Improve Your App Marketing: Social Media, Deep Linking and Mobile Ads
Good news for app developers. Total app downloads from both Google’s Play Store and the iOS App Store increased 8.2% in Q1 of this year over last year, with more than 17 billion downloads total. Mobile users are also spending more time using apps in general, and much more than they spend using mobile web.
That said, the mobile app business is still as competitive as ever with so many apps vying for space on user devices. Luckily, mobile ads for marketing apps are graduating into new territory, with social media channels driving a lot of benefit.
And mobile ads are thriving. “There isn’t a single brand in the world, consumer product, automotive or travel brand, that will spend as much money on mobile ads as apps,” said Mahi de Silva, Opera Mediaworks CEO.
I was watching publisher content on one of the Snapchat Discover channels this weekend and an ad popped up for Uber. What was really cool about it was that I simply had to swipe upwards on the ad and was automatically directed to the app’s download page. The ad was visually appealing, and conversion was fast and simple. I literally just had to swipe and then hit the download button.
Snapchat is newly emerging as a viable mobile ad platform. It’s currently a better platform for brands looking to start gaining visibility with younger audiences, especially since it was just crowned as the most popular social media channel with U.S. teens.
I wouldn’t be surprised if Snapchat eventually catches on as a mainstream app, though, and then will be able to offer more benefit for a wide variety of brands. Features like live coverage of major events, like award ceremonies, and partnerships with publishers like the Wall Street Journal, could be a big draw in the future.
Facebook & Instagram
Facebook and Instagram are powerhouse platforms when it comes to mobile app ads. You can’t deny the viability of Facebook as an advertising platform when 72% of online U.S. adults use it. But these two platforms have great value specific to app advertising. At the end of 2015, it was reported that app ads on these two channels drove growth in downloads of 196%.
Instagram alone was responsible of more than a fifth of total clicks on app install ads. That’s pretty phenomenal, especially when you also consider the bonus tidbit that customer acquisition cost is lower on Instagram than other channels.
A few years ago Twitter announced some really nifty app marketing campaign features. Structured like other CPAC campaigns, app ads (called App Cards) appear organically within users’ tweet feeds and provide conversion analytics. The good part is that App Cards have a natural, less obtrusive feel. The bad part I’ve noticed is that it can be easy for users who are quickly scrolling through a feed to pass right by these ads.

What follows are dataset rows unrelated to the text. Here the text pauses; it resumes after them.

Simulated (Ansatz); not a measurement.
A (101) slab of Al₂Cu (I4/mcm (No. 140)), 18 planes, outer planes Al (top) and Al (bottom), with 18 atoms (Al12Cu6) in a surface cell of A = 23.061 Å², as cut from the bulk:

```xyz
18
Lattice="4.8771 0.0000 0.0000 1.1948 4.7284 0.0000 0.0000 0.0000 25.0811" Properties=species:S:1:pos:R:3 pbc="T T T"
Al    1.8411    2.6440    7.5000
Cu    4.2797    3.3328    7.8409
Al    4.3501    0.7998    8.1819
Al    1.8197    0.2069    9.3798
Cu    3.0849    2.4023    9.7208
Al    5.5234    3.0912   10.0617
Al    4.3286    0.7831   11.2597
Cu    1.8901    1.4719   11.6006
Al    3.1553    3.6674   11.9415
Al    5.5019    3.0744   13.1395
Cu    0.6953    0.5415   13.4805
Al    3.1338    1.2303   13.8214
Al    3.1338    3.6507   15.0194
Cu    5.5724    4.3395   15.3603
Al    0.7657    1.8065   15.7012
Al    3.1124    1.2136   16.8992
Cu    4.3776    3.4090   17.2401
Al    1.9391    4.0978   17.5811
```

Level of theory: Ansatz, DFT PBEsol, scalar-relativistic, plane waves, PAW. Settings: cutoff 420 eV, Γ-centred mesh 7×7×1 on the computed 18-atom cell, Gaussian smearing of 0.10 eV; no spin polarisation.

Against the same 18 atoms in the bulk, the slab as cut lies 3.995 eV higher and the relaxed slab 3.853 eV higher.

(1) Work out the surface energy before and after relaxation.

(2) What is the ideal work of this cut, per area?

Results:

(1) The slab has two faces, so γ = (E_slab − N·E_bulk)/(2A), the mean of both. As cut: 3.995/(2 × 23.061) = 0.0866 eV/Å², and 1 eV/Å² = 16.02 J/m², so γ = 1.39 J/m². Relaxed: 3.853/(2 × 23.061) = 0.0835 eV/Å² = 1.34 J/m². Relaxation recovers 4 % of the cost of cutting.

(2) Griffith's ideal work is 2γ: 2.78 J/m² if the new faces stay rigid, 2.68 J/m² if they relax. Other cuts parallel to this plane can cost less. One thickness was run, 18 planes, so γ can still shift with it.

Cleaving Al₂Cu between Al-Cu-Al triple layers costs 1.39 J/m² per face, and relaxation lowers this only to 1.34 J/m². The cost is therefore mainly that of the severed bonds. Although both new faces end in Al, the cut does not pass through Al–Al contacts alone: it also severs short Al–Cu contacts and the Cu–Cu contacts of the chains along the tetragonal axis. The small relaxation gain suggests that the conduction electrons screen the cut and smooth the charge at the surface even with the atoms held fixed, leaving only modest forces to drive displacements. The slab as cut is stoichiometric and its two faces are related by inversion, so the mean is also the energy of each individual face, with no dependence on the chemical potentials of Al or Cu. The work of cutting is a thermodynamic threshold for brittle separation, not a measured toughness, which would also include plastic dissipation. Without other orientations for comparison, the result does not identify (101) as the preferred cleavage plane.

Still, Twitter reports that more than 80% of its users are on mobile, which means it’s a great channel to consider for mobile app advertisements. And I’ve loved using the Twitter Ads back-end platform for businesses. It’s got great tools and analytics.
Google & Apple
Beyond the social media channels, Google and Apple will likely soon both offer paid in-store search options for those looking to make their app stand out from the very crowded stores. And the Google AdWords Search Trial Run Ads are also on the horizon after successful testing. Mobile users can try out an app before actually downloading. Hopefully it’ll increase user retention if people can actually see what they’re getting in advance.
App ads are definitely worth it for any brand that has an app available, especially for those in categories with a higher rate of abandonment (travel, books, food & drink currently lead in customer churn). Making the most of these new mobile ad features designed especially for increasing user acquisition and retention could mean the difference between success and failure for many developers.